ERIN LINN MCMULLANSpecial to the Westerly

There are moments that define you. Dangerous moments when a split-second decision can mean life or death. When, as Wild Fierce Life’s author Joanna Streetly explains, it is almost like you are two beings: a body committed to action and a mind racing back and forth across existential questions. “Death’s beautiful secret lay before me, tantalizingly unexplored,” she read to a rapt crowd at her recent book launch. “But my father had always taught me to fight.”

While she was recounting a night swim where bioluminescence lured her away from shore, self-rescue informs each transformative “moment” in her stories spanning 30 years of adventurous coastal life.

Already on BC Bestsellers’ list, Streetly insists she hasn’t captured the market on dangerous moments. “That’s what makes it so magic to live here.” A point reinforced by the community of storytellers joining her onstage that evening at Tofino’s Legion.

“You’re going to be all right,” Fiona Peters told herself when her kayak began sinking in the icy Pacific. “But you have to do something!”

Over the evening, survival tactics included praying for divine intervention, a yogic imagining of warm fire in the belly, trusting the compass and the plan, science and well-rehearsed kayak rescues. Yet nature was impish – fog, wind and waves threatening to batter bodies and boats, even snatching cell phones, that is, when batteries didn’t fail.

Lennie John (above photo) crawled out the window of an overturning boat to cram into a life raft with two other men, using pinboards as makeshift paddles.

Jacqueline Windh paddled 300-miles upwind from Tofino to Victoria, only conceding the final crossing when she and her trip partner hauled their kayaks onto the Vancouver-bound ferry.

Father Charles Channel took on an ominous character as waves stranded Robinson Cook high atop a 10-foot rock with his motor in his lap and wind pinned diver Marcel Theriault’s inflatable yellow signal tube flat mid-channel.

Mary Forest followed the light her partner, Cook shone through foggy night, trying to get back to their island home to nurse their daughter. Narrating her self-doubts humourosly, the crowd laughed along with her. How much easier to laugh in the face of death when that storyteller stands safely in front of you.

Travis Wade reconsidered taking a lesson after abandoning his kite-surf, imprinting this insight by swimming all the way into shore.

“I’m proud of all the storytellers,” Streetly acknowledges how laden those survival memories could be. Asked what happens after the adrenaline rush, she explains you are left with curiosity: what are those forces that allowed you to stay?

“The ocean is a great teacher,” Theriault, Streetly’s partner suggests, “when you need a lesson she will be more than happy to teach you one.”

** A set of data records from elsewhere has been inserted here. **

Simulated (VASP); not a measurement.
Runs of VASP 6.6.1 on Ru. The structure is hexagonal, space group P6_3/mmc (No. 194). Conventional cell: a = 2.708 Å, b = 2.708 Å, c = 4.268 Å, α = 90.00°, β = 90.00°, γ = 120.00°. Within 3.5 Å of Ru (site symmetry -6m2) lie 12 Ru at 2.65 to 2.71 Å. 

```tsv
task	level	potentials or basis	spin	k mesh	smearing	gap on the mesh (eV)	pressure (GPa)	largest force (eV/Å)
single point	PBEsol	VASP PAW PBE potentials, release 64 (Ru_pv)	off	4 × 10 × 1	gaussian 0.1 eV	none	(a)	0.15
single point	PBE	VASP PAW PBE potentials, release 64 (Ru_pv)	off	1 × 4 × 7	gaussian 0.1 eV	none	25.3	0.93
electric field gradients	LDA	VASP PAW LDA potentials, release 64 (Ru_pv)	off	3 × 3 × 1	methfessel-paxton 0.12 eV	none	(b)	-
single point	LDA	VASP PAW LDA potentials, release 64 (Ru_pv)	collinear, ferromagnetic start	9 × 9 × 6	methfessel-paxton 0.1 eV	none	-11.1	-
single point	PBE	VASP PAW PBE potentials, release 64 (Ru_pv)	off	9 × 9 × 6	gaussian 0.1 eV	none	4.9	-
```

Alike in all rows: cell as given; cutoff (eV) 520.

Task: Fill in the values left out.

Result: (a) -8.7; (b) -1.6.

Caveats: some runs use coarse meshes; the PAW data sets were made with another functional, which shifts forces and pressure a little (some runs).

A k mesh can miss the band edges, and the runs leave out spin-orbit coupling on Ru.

Streetly felt “we did Frank Harper proud,” especially when MC Gary Marks donned a paddle and backpack to read that master storyteller’s “Paddling into the Wind,” punctuating with his characteristic “pshwoo” of awe. For her, the evening captured “that old Tofino magic.”

“To hear wild and dangerous stories from a community that thrives and lives by the ocean,” said Michelle Hall, “only confirms, that all of us truly live a grateful life that respects the ocean deeply.” A portion of book sales were donated to Surfrider Pacific Rim.